Television ads presenting Jesus as “the Jewish Messiah” are generating an impressive response, the Messianic Jewish broadcaster airing the spots said.
According to Sid Roth, who identified himself as a “Jewish believer in Messiah Jesus,” the ads have generated more than 60,000 visits to a website offering a free ebook in which the District of Columbia native offers what he calls “irrefutable proof” of his claim.
Of those website visitors, 10,229 had downloaded the book as of July 18, Mr. Roth said.
One advertisement opens with images of Jewish worshippers reading ancient Scriptures as Mr. Roth narrates, “When I read the 53rd Chapter of the Jewish prophet Isaiah, to my Orthodox Jewish father, he screamed, stop reading to me about Jesus. When I told him I was reading Hebrew Scriptures given to me by our rabbi, boy was he shocked. Isaiah 53 was written 800 years before Jesus was even born, yet perfectly describes him.”
The ad, which is airing on Fox News Channel and Newsmax, goes on to offer the ebook via a website, www.sidroth.org/think. Mr. Roth said the response of tens of thousands in the U.S. is “unprecedented stuff” for Jewish evangelism.

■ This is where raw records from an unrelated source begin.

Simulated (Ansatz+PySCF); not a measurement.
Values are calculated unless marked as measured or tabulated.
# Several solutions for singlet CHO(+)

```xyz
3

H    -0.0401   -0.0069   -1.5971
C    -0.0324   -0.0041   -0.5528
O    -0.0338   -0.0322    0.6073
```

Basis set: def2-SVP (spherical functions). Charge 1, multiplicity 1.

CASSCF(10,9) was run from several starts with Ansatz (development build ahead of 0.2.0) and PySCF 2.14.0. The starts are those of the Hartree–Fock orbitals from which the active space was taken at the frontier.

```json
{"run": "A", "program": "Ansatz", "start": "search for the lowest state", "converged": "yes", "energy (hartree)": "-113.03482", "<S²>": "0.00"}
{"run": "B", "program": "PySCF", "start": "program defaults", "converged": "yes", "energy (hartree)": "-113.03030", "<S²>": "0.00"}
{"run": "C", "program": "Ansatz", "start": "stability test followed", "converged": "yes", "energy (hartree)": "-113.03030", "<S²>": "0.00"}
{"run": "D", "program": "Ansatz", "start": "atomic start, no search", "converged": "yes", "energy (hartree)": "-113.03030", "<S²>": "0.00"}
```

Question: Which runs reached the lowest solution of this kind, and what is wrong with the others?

“These people have never been able to think for themselves because they’ve never had the facts expressed,” he said.
Mr. Roth, who hosts a popular television program, “It’s Supernatural” that airs on several Christian satellite and cable networks, said his ministry organization plans to air the spots on MSNBC and CNBC, as well as share the ads on social media. He said the spots on social media viewed in Israel resulted in 6,011 downloads of his book about encountering the Jewish messiah.
He said that while his ministry had done mass mailings of his book to Jewish households in the past, totaling nearly 3.9 million copies, “most books that are mailed unsolicited ended up in the trash. But if you purposely downloaded it yourself, there’s something in there you want to read.”
While the early Christian church was composed almost entirely of Jewish believers in Jesus, present day outreaches to Jews have been controversial. Persecution of Jews by Christians in the Middle Ages through World War II and beyond has soured many on the concept, while others say Jesus did not meet rabbinic criteria for the messiah, including the ushering in of an era of world peace.
In 2013, a Pew Research Center survey of American Jews found 34% saying that belief in Jesus was “not incompatible with Jewish identity,” but 60% rejected the notion that Jewish faith can include such a belief. An additional 6% said they “don’t know.”
Boston University professor Ingrid Anderson, writing for The Conversation in 2018, cited estimates of between 175,000 to 200,000 Messianic Jewish believers in the United States who meet in 300 congregations nationally. A 2021 Pew Research Center study reported that 5.8 million U.S. adults identify as Jewish.
In 2017, a poll sponsored by the Jews for Jesus evangelistic group found one-fifth of Jewish adults born between 1984 and 1999 believe Jesus was God in human form. The numbers suggest a potential acceptance of the Christian message by some in this cohort, but there hasn’t been a mass movement in that direction yet.
Mr. Roth believes a revival is imminent, however.
“Every 100 years in America, there is a legitimate move of God’s spirit and a whole new crop of Christians come aboard,” he said. “We’re coming into what the Bible refers to as ‘the fullness of the Gentile age.’ Scripture says that when we come into the fullness of the Gentile age, the spiritual scales will come off the eyes of Jewish people.”
Representatives of the Orthodox Union, founded as the Union of Orthodox Jewish Congregations of America, and Jews for Judaism, a “counter-missionary” group, did not respond to requests for comment.